1 minute read

AMD AI Engine development usually involves three pieces:

  1. Kernel code (C++)
  2. Graph code (C++ or Python)
  3. Host code (C++ or Python)

For kernels, I have explored the lower-level side of the stack:

  • Intrinsics: direct programming of AIE vector/MAC operations
  • APIs: C++ wrappers around intrinsics from AMD

For graph design, the options are:

  • Vitis graph flow in C++
  • MATLAB/Simulink-based flow
  • IRON in Python

Early work: intrinsics + MATLAB

My first AIE experiments started with intrinsics + MATLAB in this repo: amd_aie_matlab.

This repo includes small matrix/vector experiments such as gemv, gemv_opt, and gemv_opt_i8, along with MATLAB/Simulink files and AIE kernel code. The flow was simple: generate test data, run the model, and compare the simulated output against a golden result.

That work later evolved into this repository where some undegrad students work on optimizing intrinsics for GEMV and GEMM: aie-intrinsics-nn. This effort moved toward a more structured intrinsics-based workflow for small neural-network style building blocks. The focus was on reusable kernels and a clearer path from GemV-style experiments toward denser NN-style compositions.
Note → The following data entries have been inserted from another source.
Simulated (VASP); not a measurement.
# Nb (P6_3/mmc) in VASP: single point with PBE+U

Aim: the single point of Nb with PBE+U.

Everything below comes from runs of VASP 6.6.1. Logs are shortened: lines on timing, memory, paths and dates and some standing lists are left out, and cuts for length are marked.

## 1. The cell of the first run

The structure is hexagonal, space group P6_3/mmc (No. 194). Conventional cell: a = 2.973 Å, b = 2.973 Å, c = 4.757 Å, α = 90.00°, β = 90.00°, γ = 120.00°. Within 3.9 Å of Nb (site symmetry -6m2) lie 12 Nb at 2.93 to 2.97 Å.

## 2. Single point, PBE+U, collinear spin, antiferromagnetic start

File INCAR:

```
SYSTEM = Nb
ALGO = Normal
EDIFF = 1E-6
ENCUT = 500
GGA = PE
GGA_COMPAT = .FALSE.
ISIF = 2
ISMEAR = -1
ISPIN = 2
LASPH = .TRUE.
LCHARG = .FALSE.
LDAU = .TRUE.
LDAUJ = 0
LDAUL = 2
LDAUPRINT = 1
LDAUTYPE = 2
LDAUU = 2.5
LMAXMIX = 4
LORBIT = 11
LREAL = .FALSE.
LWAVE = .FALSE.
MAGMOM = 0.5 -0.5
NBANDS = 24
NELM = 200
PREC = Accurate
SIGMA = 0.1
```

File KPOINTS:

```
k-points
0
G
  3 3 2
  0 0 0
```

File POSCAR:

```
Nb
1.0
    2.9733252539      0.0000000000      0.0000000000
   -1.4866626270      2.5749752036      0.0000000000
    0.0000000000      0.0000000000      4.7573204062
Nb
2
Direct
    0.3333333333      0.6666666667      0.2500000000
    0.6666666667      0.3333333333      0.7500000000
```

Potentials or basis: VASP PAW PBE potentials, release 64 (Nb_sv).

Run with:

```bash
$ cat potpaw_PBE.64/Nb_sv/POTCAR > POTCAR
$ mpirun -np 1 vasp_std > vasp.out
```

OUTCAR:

Lightweight backend work for hls4ml

The next step was this repo: hls4ml-backend, for mapping small neural-network style computations onto AIE as an effort to create a backend for the popular python based tool hls4ml. It includes quickstart and run_workload.py, serving as a sandbox for experimenting with how small physics NN layers could be laid out across AIE resources.

Teaching material

I also worked as a Teaching Assistant (TA) for the AI Engine portion of Ryan’s CSE237C course. The public assignment and starter material are here:

This material introduces the AIE programming model through:

  • host / graph / kernel separation
  • IRON-based Python graph construction
  • tiled matrix multiplication
  • single-core and whole-array examples
  • small NN-style exercises built from these pieces

The assignment code includes files like basic_mm.py, matmul.cc, passthrough.py, and nn.py.